Digital markets: Can traditional companies ‘fight back’?

Digital markets seem different from traditional markets. A technology company with a platform that sits between buyers and sellers has a number of uniquely powerful advantages. The advantages we discuss in the book include:

  • the possession of highly detailed, unique data about buyers and sellers,
  • the ability to experiment constantly with offerings that will produce a successful transaction,
  • and the ability to scale the results of experiments quickly and cheaply to millions, or even billions, of people.

With these advantages, companies that run digitally mediated markets can charge up to 15%, 20%, even 30% of every transaction, as they do on the major app stores. When the company that runs the platform is also a seller, like Amazon, the possibilities are even more interesting. Perceptions of how profitable these models can be haven’t quite caught up to reality.

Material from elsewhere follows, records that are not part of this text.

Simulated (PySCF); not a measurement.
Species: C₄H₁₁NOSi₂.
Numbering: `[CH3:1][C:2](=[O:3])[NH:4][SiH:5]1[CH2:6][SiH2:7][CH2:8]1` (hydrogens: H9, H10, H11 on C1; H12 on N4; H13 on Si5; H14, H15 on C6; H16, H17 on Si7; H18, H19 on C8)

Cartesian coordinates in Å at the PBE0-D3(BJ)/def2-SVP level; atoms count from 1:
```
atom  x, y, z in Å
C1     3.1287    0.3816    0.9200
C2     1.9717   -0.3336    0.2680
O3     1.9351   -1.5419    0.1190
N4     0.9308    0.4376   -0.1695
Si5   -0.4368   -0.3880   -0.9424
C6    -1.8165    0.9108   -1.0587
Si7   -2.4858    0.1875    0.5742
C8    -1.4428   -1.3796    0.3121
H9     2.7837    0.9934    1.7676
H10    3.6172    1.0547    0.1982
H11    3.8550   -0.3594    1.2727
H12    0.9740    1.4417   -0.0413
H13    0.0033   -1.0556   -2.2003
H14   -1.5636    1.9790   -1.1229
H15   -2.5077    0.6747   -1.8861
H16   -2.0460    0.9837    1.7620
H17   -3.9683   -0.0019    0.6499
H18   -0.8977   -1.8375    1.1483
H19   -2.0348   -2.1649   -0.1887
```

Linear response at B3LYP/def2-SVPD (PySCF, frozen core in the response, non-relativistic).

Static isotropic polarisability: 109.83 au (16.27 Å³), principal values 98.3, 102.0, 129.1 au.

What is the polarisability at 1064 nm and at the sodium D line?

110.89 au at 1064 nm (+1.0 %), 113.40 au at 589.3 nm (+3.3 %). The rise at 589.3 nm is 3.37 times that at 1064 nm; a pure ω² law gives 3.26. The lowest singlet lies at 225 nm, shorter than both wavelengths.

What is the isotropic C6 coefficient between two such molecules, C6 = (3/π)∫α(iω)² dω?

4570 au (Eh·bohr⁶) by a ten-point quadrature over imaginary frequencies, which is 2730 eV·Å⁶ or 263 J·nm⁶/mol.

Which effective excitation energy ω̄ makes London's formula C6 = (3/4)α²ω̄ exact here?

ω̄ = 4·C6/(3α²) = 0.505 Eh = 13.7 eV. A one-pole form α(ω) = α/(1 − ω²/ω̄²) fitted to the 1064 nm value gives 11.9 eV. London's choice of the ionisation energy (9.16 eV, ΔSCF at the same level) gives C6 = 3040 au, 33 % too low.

When a digital intermediary rolls into town, how should existing companies respond? The case of Airbnb and traditional hotels is an interesting example. Bloomberg recently reported that a hotel association in New York is hiring private investigators to pose as customers. Their covert operations are intended to prove that Airbnb listings are illegal hotels run by professional managers and investors, rather than locals occasionally renting out their spare bedroom.

While hiring private detectives and working with law enforcement is probably a rational response from the traditional hotels, success in the longer term will require hotels to either eliminate new digital intermediaries, or find a way to out-compete them.

Elimination would require a united effort by traditional hotels to withhold listings from intermediaries like Airbnb. That strategy hasn’t worked so far against other digital intermediaries, such as the Online Travel Agencies (Expedia, booking.com), and it seems even more unlikely here. The hotel industry is highly fragmented, making cooperation difficult to achieve for such a risky maneuver. There would be even less chance of this working against Airbnb, because their listings were never controlled by traditional hotels to begin with.

That leaves out-competing. Traditional hotels would need new products and services that the Airbnbs of the world would not have access to, or they would need to nullify their informational advantages. Airbnb has a massive collection of unique data. Perhaps hotels, with their existing customers relationships and trust, could somehow gain access to valuable data that guests would not be willing to share with Airbnb. Perhaps hotels would be given permission to run experiments on customer offers that an Airbnb would not, and could deploy those lessons quickly. Or perhaps there are elements of a better customer experience that hotels could scale easily, where an Airbnb, lacking control over individual operators and properties, could not.

Unless traditional businesses eliminate the digital newcomer, develop new products, or nullify their informational advantages, their business models are headed for rough seas. Even if the law, and private investigators, are on their side.